Deflation in the energy sector has filtered through to lower prices for petrochemicals, plastics, and other chemicals with energy-related feedstocks, resulting in lower sales, earnings, and cash flow, according to Fitch Ratings. However, low North American natural gas and natural gas liquids (NGLs) prices should continue to be cost advantages for US chemical producers.

Despite the drop in oil prices, supply is anticipated to remain strong. Natural gas and NGL prices are expected to get an increase in demand due to rebased manufacturing capacity, chemical cracker expansions, and coal power plant retirements. However, this will not offset productivity gains in shale.

Despite oil price volatility, North American issuers in Fitch's rated portfolio continue to exhibit solid financial profiles and robust liquidity. The US chemicals sector is heterogeneous in composition; each subsegment has its own competitive dynamics and end-market exposure. Fitch believes producers should benefit from solid domestic demand in manufacturing and recovery in US construction and consumption. Strategic focus in the chemical sector continues around population trends for new product development and specialisation.

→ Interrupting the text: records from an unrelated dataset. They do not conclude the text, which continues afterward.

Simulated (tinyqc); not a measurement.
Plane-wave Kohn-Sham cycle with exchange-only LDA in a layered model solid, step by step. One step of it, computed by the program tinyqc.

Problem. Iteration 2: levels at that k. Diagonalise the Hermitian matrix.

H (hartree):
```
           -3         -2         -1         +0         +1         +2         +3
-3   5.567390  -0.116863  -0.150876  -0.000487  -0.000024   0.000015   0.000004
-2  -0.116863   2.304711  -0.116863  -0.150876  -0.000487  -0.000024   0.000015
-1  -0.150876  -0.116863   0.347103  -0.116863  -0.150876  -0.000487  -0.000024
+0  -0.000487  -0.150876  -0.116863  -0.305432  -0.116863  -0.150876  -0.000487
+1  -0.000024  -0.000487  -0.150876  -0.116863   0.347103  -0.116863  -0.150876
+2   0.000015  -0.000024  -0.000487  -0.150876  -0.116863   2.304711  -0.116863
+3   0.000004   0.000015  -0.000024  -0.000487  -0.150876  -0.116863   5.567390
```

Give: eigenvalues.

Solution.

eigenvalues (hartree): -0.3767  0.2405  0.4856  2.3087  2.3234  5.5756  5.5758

Non-diversified producers of intermediate commodity chemicals such as ethylene, propylene, and methanol have been negatively affected by the steep decline in oil prices. Pricing for derivatives further down the stream, such as polyethylene, have been more resilient as end-user demand has been strong in the top three North American end-markets: automotive and transportation, building and construction, and packaging. This has kept margins for integrated producers relatively healthy as feedstock prices remain near all-time lows.

The decrease in hydrocarbon derivatives should also benefit paints and coatings producers as these derivatives, particularly propylene, are used to create epoxies, resins, and latex, which are important raw materials for the industry. Fitch anticipates the decline in paints and coatings raw materials prices to be offset by solid growth in the residential and commercial repaint market and growth in nonresidential construction.